We encourage submissions to follow one of the six types of contributions outlined below (NB: in rare circumstances word limits may be exceeded with agreement from the guest editors):

  1. Research papers: Research papers are usually based on original empirical analyses, but may also be discursive critical essays. These papers are usually between 3,000 and 5,000 words.
  2. Research methods papers: These papers explore methodological innovations in the field and are usually between 3,000 and 5,000 words.
  3. Commentary: These papers explore in depth a particular topic or issue for debate, and may also include evidence and analysis. The Editor may invite expert responses to commentaries for publication in the same issue. Commentaries are usually between 2,500 and 4,000 words.

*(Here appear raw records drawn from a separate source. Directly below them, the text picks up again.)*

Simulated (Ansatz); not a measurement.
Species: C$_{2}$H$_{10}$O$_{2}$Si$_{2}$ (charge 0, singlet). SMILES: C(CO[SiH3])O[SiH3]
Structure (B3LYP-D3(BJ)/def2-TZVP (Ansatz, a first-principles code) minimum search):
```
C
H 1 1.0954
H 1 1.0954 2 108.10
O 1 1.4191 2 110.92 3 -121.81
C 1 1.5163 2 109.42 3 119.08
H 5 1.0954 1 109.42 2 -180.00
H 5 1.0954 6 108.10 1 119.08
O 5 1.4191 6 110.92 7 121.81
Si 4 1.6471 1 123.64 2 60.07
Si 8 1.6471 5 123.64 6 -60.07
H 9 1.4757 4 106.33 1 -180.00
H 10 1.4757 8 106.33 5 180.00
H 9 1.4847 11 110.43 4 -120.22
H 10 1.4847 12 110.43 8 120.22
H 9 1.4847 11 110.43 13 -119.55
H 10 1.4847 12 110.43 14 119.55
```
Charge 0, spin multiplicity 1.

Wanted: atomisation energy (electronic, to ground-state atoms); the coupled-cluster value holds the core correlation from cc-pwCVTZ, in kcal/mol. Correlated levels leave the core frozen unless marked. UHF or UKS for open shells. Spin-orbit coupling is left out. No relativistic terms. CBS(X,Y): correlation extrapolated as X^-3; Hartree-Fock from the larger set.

  4. Viewpoint: Short comments and opinion pieces of up to 1,200 words which raise an issue for discussion, or comprise a case report on an issue relevant to research, policy, or practice.
  5. Policy or historical analysis: These are focused specifically around contemporary or historical analyses of policies and their impacts, and are usually between 3,000 and 5,000 words.
  6. Review: These papers seek to review systematically a particular area of research, intervention, or policy. Reviews are usually between 4,000 and 8,000 words.

Abstracts should be emailed to alisher_latypov@hotmail.com and robert@burnet.edu.au  by April 11, 2013. The email subject heading should read “IJDP Special Issue”. The editors will inform authors by May 11, 2013, whether to proceed to full submission. If selected, complete manuscripts will be due August 11, 2013. All manuscripts are subject to the normal IJDP peer review.